Yet, for some reason, whether it’s back in the Old Testament times, New Testament times, or today, people continue to approve of what God condemns. Romans 1:32 says, “Although they know God’s righteous decree that those who do such things are worthy of death, they not only continue to do these things, but also approve of those who practice them.”
Now, this is not the same thing as befriending someone in sin in order to lead them to Jesus. No, this is talking about giving approval and support to people we know are not following God’s way.
It’s a warning to not become friends and take part in their moral failings. We become what we tolerate, because our friendships mold our thinking. It’s especially important that we don’t buddy up to people who say they are Christians but are living as hypocrites. If we are warned that it’s shameful to even mention what disobedient people are doing, then for sure we should not embrace Christians who are living in disobedience. If we do, their bad character will influence us, causing cracks where sin can creep in.
1 Corinthians 5:11 tells us, “But now I am writing you not to associate with anyone who claims to be a brother but is sexually immoral or greedy, an idolater or a verbal abuser, a drunkard or a swindler. With such a brother do not even eat.” That word for brother is gender inclusive and it means a fellow believer.
Now, that doesn’t mean that we abandon struggling believers, but that we must lovingly confront them. We are to do what Hebrews 3:13 tells us to do: “But exhort one another daily, as long as it is called today, so that none of you may be hardened by sin’s deceitfulness.” But if they refuse to repent, then we are to cut them off in the hopes that they will come to their senses and repent, because otherwise by continuing our friendship with them, we are enabling their disobedience.
But if we are comfortable being friends with people who claim to follow Christ and yet blatantly disobey His Word, what does that say about us? Aren’t we casting off His Word, choosing to toss it behind us as we ignore it?
Then, Psalm 50 tells us more ways sin creeps in. Verses 19-20 say, “You unleash your mouth for evil and harness your tongue to deceit. You sit and malign your brother; you slander your own mother’s son.” I had mentioned that this is referring to some of the commandments, and it is, but it’s also more than just breaking the laws which tell us not to steal, commit adultery or bear false witness.
It’s actually very similar to what Romans 1:29-32 describes. It says that those who are not following God, “They have become filled with every kind of wickedness, evil, greed, and depravity. They are full of envy, murder, strife, deceit, and malice. They are gossips, slanderers, God-haters, insolent, arrogant, and boastful. They invent new forms of evil; they disobey their parents. They are senseless, faithless, heartless, merciless. Although they know God’s righteous decree that those who do such things are worthy of death, they not only continue to do these things, but also approve of those who practice them.”

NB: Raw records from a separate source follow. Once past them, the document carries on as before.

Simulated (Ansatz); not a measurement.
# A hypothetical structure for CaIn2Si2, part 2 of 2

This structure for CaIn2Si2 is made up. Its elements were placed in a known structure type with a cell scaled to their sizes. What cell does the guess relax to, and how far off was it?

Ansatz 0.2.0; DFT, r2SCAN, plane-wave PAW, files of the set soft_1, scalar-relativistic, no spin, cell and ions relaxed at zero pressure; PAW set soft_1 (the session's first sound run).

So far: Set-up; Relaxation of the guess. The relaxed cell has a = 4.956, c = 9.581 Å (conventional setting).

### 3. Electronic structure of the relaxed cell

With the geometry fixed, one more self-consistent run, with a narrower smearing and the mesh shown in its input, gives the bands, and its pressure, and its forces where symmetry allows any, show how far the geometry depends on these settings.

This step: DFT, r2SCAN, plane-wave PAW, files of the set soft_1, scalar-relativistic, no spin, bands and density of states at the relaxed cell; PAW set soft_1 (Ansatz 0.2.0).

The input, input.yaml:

If we are unleashing our mouths for evil, harnessing our tongues to deceive people, harming and slandering people, or for that matter, willfully doing any other things that go against God’s instructions to us, then we should not be surprised when God says to us as verse 21 states: “You have done these things, and I kept silent; you thought I was just like you. But now I rebuke you and accuse you to your face.”
Isn’t this basically the same thing Jesus says in Luke 6:46, when He asks, “Why do you call Me ‘Lord, Lord,’ but do not do what I say?”
Remember what Romans 10:8-10 says: “But what does it say? ‘The word is near you; it is in your mouth and in your heart,’ that is, the word of faith we are proclaiming: that if you confess with your mouth, ‘Jesus is Lord,’ and believe in your heart that God raised Him from the dead, you will be saved. For with your heart you believe and are justified, and with your mouth you confess and are saved.”
But what if we are confessing that we believe in Jesus, but then we unleash our mouths for evil and harness our tongues to deceit? How can we do both at the same time? Jesus says in Luke 6:45 that “The good man brings good things out of the good treasure of his heart, and the evil man brings evil things out of the evil treasure of his heart. For out of the overflow of the heart the mouth speaks.” If we truly believe in our heart, then good things will flow out of our mouth, not things that bring harm to other people.
Psalm 50 wants us to examine ourselves. It urges us to ask: Are we putting our faith in religious actions instead of in God? Are we abusing God’s forgiveness and grace, thinking we can fool Him, instead of truly repenting and obeying Him? Are we reading God’s Word but not bothering to follow what it says? Are we casting God’s Word behind us instead of applying it to our lives? Really, at the end of it all, isn’t this Psalm telling us to ask: Is my faith real?
The thing is, if we truly have faith and believe in our hearts, then we will be changed. When we are covered by the blood of Jesus, then our sins are not only forgiven, but we are also washed clean and declared righteous. We are made into a new creation. We are given the Holy Spirit, who no longer dwells in a temple, but in our hearts. We, more than any others in all of history, have no excuse when we willfully disobey God’s Word.
Let us follow God’s Word. As James 1:22 says, “Be doers of the word, and not hearers only. Otherwise, you are deceiving yourselves.”
God’s amazing grace given to us through the work that Jesus did on the cross is freely given to us. But grace that does not change us is not grace.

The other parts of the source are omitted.